Elaborating on India’s integration process with the rest of Asia, Singh said the country had concluded free trade agreements with the Saarc nations in South Asia, apart from Singapore and Thailand. It was working for similar agreements with the Association of South East Asian Nations (Asean), Japan, China, and South Korea.

“This web of arrangements may herald an eventual free area in Asia covering all major economies, and possibly extending to Australia and New Zealand”, he said.

Speaking at the annual meeting of the Asian Development Bank in Hyderabad on Friday, the prime minister said the pan-Asian FTA would open up new growth avenues for India’s own economy.

The ADB could study the benefits of such an economic agglomeration in Asia, Singh said, adding that India is determined to carry forward the India-Asean partnership to an enlarged domain.

With this vision in mind, India has already pursued external liberalisation as part of its “Look East” policy by cutting down customs duties, with the peak brought down to 12.5%, which is quite close to Asean levels. India has announced a policy objective of aligning rates with Asean, he said.

According to Bloomberg, the prime minister’s pan-Asian FTA idea takes aim at the leaders of the 10-member Asean, plus Japan, South Korea and China, who said at the inaugural East Asia Summit in Kuala Lumpur in December that they alone would set the “future direction’’ for building a regional zone with fewer trade restrictions.

Singh wants excluded countries like India, Australia and New Zealand to also be involved.

“A broader common market will intensify trade in the region.’’ At stake is whether an Asian free-trade area would be able to eventually transform itself into a European Union-style bloc stretching from New Delhi to Wellington, or become a narrower 13-country grouping. Asean includes Singapore, Malaysia, Indonesia, Thailand, the Philippines, Brunei, Laos, Myanmar, Vietnam and Cambodia.

In his speech, Manmohan Singh also called attention to spiralling oil prices and growing global financial imbalances.

He put international financial institutions on notice for their perceived sluggishness in handling international economic crises in the past and their preparedness to handle them in the future.

Calling for quick, proactive and adequate action by them in predicting and tackling crises to ensure that the process of economic development in the region is not derailed, Singh called for a comprehensive security framework for Asia.

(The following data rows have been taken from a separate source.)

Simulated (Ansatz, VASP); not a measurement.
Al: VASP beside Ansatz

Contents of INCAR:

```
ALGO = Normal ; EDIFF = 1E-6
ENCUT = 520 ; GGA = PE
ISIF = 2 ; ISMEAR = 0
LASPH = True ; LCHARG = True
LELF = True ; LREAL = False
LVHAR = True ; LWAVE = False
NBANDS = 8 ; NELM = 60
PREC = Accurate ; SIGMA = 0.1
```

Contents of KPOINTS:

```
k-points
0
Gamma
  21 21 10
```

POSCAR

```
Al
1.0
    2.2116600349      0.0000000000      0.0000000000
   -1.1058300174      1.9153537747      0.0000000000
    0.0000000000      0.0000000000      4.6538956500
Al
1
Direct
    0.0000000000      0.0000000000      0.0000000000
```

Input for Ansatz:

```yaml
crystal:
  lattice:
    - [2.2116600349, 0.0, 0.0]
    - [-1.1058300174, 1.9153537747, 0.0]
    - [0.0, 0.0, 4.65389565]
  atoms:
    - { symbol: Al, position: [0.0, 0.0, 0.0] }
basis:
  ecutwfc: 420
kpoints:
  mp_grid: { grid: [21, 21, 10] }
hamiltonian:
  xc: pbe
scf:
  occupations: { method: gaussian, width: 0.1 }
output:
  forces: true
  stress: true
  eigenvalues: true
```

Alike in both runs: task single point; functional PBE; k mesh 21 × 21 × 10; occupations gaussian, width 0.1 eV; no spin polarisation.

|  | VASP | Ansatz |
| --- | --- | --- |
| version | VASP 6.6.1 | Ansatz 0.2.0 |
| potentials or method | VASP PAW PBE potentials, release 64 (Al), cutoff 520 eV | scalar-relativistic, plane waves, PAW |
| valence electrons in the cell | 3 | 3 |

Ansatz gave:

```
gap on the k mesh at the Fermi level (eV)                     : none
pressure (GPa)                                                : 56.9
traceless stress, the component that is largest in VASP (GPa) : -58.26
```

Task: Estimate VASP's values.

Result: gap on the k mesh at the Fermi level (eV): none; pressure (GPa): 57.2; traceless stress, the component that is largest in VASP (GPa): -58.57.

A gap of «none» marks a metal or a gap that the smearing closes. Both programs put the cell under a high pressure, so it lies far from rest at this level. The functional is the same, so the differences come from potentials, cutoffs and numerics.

The international financial institutions have to play a major role in formulating such a response mechanism, he said, listing out threats related to terrorism, energy security, environmental degradation, and food and livelihood security as prime concerns.

In this context, steeply rising oil prices came in for special mention by Singh. It was incumbent on international financial institutions to devise strategies to enable the world economy to cope with the increased unpredictability and volatility of energy prices and their impact on the processes of economic growth.

An important lesson from the Asian crisis of 1997 is the need for effective, quick and credible responses from international financial institutions in the event of a crisis, he said.

“Half hearted measures do not resolve the problem, they only aggravate it further”, he warned, harking back to the criticism in the past that international financial institutions had not acted quickly enough.

Elaborating on what was needed, he said international institutions have to inject large enough funding to economies in crisis to assure stability. Secondly, the Asian crisis had demonstrated that financial crises can be contagious, thanks to the imperfections in capital markets.

Therefore, the financial institutions have to be ahead of the curve and identify potential victims in good time. Their role becomes even more relevant in the context of growing global imbalances reflected in the huge disparities in the current account positions of different countries.